Associate Professor of Sociology Stephen Barnard has been awarded St. Lawrence University’s prestigious 2021 Frank P. Piskor Faculty Lectureship. The position includes research funding for a scholarly project and a public lecture to be held in the spring semester.
Established in 1980, the Frank P. Piskor Faculty Lectureship was designed to support and encourage scholarship and creative work and to give faculty the opportunity to share their work with the academic community. Barnard's project, titled “Hacking Hybrid Media: Power, Politics, and Problematic Information in American Media,” critically examines some of the greatest and most prescient challenges to deliberative democracy—those posed by the growing prominence of problematic information.
"[The project] dissects how media and communication technologies combine with practices in social contexts to reshape the public sphere, with an emphasis on the role publishers, platforms, propagandists, and publics play in the transmission of information, manipulation of meaning, and commanding of attention," writes Barnard. "More specifically, the research examines some of the nuances of media practices and excavates these materials to unearth a more thorough understanding of the practical and theoretical dynamics of media power."

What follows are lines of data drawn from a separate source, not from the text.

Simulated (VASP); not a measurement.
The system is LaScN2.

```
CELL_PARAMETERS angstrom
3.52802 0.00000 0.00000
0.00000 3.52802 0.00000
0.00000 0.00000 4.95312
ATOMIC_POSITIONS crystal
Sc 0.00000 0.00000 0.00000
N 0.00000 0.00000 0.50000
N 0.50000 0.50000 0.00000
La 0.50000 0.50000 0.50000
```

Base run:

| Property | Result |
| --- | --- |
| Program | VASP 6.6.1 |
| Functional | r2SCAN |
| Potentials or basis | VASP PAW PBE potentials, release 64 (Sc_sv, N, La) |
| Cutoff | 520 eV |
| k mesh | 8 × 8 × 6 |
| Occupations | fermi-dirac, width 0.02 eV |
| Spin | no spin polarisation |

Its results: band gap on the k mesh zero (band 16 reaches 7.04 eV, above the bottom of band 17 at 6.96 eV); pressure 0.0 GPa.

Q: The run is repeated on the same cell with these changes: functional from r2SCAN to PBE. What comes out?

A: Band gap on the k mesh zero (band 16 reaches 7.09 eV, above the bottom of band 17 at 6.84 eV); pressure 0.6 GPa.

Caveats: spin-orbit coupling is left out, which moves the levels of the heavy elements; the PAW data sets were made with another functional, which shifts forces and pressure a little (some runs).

Barnard recently had a book he co-authored, All Media are Social - Sociological Perspectives on Mass Media, published. His first book, Citizens at the Gates: Twitter, Networked Publics, and the Transformation of American Journalism, was published in 2018 and draws insights from nearly a decade of mixed-method research, analyzing Twitter’s role in the transformation of American journalism.
Barnard enjoys tying his scholarship directly to his teachings. This project has already informed and been informed by the work done in his First-Year Seminar course on fake news, as well as his advanced topics seminar on media and power. He plans to use this opportunity to try to cultivate student collaborators to join the project, whether as research assistants or as independent (Honors and/or SYE project) researchers.
Barnard received his B.A. (2005), M.A. (2007) and Ph.D. (2012) at the University of Missouri and joined St. Lawrence's Department of Sociology as an assistant professor in 2014.